Nicolson begins by describing how, inheriting the islands from his father as a young man, the islands have come to have an unusually deep meaning for him. This comes out in his painstaking reconstruction of the geological formation of the islands, of their ancient bronze and iron age settlements, and of the harsh lives of the families that lived here until large-scale economies destroyed traditional Hebridean life.

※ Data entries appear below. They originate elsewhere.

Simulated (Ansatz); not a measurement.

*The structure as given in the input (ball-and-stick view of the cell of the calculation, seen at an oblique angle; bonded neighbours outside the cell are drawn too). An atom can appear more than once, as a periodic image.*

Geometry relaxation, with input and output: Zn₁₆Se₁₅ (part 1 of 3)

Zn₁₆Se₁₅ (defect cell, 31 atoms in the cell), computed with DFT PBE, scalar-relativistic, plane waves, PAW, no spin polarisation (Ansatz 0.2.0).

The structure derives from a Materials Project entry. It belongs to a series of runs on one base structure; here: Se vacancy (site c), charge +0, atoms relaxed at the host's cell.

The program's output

There is much sadness and anger in Nicolson's account of these changes, but also joy--joy at the richness of life in such a place, and joy that these changes have allowed Nicolson himself to experience the Shiants' beauty. The precision with which almost every inch of the islands' physical and historical identities are described is, literally, marvellous; Nicolson eschews generalities, and writes with a love of detail that is increasingly rare. Although the book is a little maudlin at times, this is only the reflection of Nicolson's own sensitivity to the place. The Shiants are anthropomorphised, becoming a character in their own right, proof that the tiniest place can reflect the passage of time. --Toby Green

Synopsis
Have you ever wondered what it would be like to own your own set of islands? Adam Nicolson's father had answered a newspaper advertisement in the 1930s. "Uninhabited islands for sale", it said. "Outer Hebrides. 600 acres. 500ft basaltic cliffs. Puffins and seals. Cabin. Apply Col. Kenneth Macdonald, Portree, Skye". These were the Shiants, three of the loneliest of the British Isles, set in a dangerous sea, with no more than a stone-built, rat-ridden bothy as accommodation, five miles or so off the coast of Lewis. They cost #1400 and for that he bought one of the most beautiful places on the planet. Adam Nicolson inherited the islands when he was 21, an astonishing gift, and they became in many ways the core of his life. This is the full story of his own experiences there, amid the dazzling concentration of birds, crowds guillemots, razorbills, great skuas and 240,000 puffins coming in every spring out of the North Atlantic to breed; the violence and danger of the surrounding seas; the songs and poems which cluster around the islands; the accounts of attemped murder, witchcraft and catastophe; and the treasured place which the Shiants still hold in the Hebridean mind.


Customer Reviews

Disappointing2
What a disappointment. The book rambles dreadfully. As soon as you find an interesting bit the author then goes off at a tangent and you lose the thread. I should stress that there are some good bits and some of the turns of phrase are poetic but, in the main, I found the book dull. I was glad I got it out of the library rather than bought it. Doesn't the pic on the new paperback version look fab, though? Pity the text of the 2001 hardback only has small black and white pics in it.

Intoxicating5
Three years ago, I saw 'Sea Room' in a small shop in Ullapool just before I caught the ferry to the Western Isles. Never have I been so captivated by a book. I was so taken that when i arrived in Lewis I travelled to the Isle of Harris and caught a lift with a fisherman who dropped me off on the Islands for a day. I clambered about on the rocks and imagined the place through the eyes of the author, his father and the countless generations who lived there before him.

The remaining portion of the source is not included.